Instead, the book is composed roughly of two equal parts, the story of Elio’s dad, falling in love with a much younger woman on the train, and then Elio, seeming to fall in love with an older man at a concert. There is almost no plot and what plot exists is not interesting. You know how bad films can be good because at least it gives you something to talk about. It’s rare that a book frustrates me so much that I immediately think about how I’d write about it, but this is one.

It’s less a novel with a narrative than a treatise on romantic love. It’s a version of love that I imagined when I was 16 years old, and while I was a hugely romantic soul, it didn’t take me many years to come to believe that love is built and deepens; that love is likely not at first sight; that there is no one unique soulmate available for each person in the world; that it not only impossible to know someone else completely, including a partner, but that it is also not advisable. I allowed Elio his fantasies because he was a teenager. But these characters are adults, Samuel, a 50-something university professor, a 30-something year-old Elio, and the late 20s or early 30s something photographer, Miranda, Elio’s father’s love interest, and Michel, Elio’s love interest (50s or 60s even), and even Oliver, when we meet him in his early 40s.

Moreso than a rom-com version of love, what’s strange is that it seems this book is about loving oneself, or at least a number of versions of oneself. This is not the idea that we are attracted to what is different from us, or what is unknowable, or even what a romantic partner might have to teach us or challenge us. In Call Me By Your Name, Elio and Oliver were distinct. Elio was a young romantic, dramatic and erratic. Oliver was charismatic and cool, brushing off attention with an aloofness. So, how come all the characters in this book feel the same? Even when we meet Elio and Oliver at the end of the book, you have to follow the ‘Elio said’ and ‘Oliver said’ to know who has said what.

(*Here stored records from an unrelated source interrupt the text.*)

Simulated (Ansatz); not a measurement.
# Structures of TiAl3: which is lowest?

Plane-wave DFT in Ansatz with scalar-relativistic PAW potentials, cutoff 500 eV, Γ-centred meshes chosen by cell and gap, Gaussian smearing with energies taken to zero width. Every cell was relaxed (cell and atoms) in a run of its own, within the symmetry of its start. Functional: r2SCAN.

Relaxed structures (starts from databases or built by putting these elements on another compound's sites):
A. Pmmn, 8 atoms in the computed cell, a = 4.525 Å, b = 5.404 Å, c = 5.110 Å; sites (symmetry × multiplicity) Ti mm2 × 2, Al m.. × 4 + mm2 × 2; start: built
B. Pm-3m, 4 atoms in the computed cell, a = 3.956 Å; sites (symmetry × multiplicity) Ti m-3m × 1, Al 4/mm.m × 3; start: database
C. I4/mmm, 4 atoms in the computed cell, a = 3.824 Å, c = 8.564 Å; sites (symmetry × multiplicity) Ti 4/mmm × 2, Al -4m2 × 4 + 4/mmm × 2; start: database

The characters in Find Me have approximate ages and names, but none are described physically (except as beautiful in each other’s eyes). They are so vague that they could be anyone. Except they are all the same. Their attractions are not limited to age (both Samuel and Elio choose partners across a large age gap) or gender (Oliver seems truly bisexual, but also apolitical and not tethered to a context where it matters what gender you are attracted to).

They really all seem to be the same person. Each character is cultured and artistic: a musician, a photographer, academics and historians. They appreciate art, music and food and can talk about them in particularly intellectual (some would say obscure) ways. They adore each other. They are verbose. Miranda tells Samuel early on, “Call it another one of my paradoxes fished out of my overfilled bag of notions.” Overfilled. Yes.

It is hard to tell which person is speaking. At least three of the five romantically involved lovers comment, after sex involving bodily fluids, that they didn’t want to wash as they hoped strangers would smell it upon them afterwards. I mean, c’mon. One person was enough. Surely all of you can’t share this same proclivity. When a theme repeats so often in fiction writing, you really start to think it’s the author talking and not the characters. And where was the editor to point out how repetitive this is (and by repetition, less convincing).

Pretty much every character says about the other, “I liked this about them”, or “I loved the way they did this thing”. It’s maddening. The old writer’s rule about showing readers what’s happening instead of telling them: it’s broken over and over, as ridiculously, every few pages, Samuel says ‘I liked the way she talked’ or some variation. Oliver about a female object of desire later: “I liked hearing her laugh”. On only the page before about a male object of desire: “I love his glistening wrists”. Elio, holding hands with Michel, tells him “I do love this.”

Narrative sloppiness aside, I just can’t buy this version of romance. Let’s review the first. An older professor, Elio’s father, meeting a beautiful young woman on a train, and within 12 hours embarking on a mad and passionate romance. Their initial dialogue as they get to know each other is simply not how people talk to each other or get to know each other. They banter and tease each other, seeming to know what each other is going to say, and then compliment each other on how much they think the same.

The fantasy here is perhaps even more unrealistic than in the previous book. Here are two cultured, artistic people who read Dostoevsky and appreciate Italian sculpture, food and wine, who within a short time decide that ‘I am yours and you are mine’ and that the highest form of romance is to tell each other their most intimate secrets and to know everything about each other, as well as to promise each other their love, forever. Samuel says about Miranda, “I loved knowing about her life. I told her I wanted to know everything.”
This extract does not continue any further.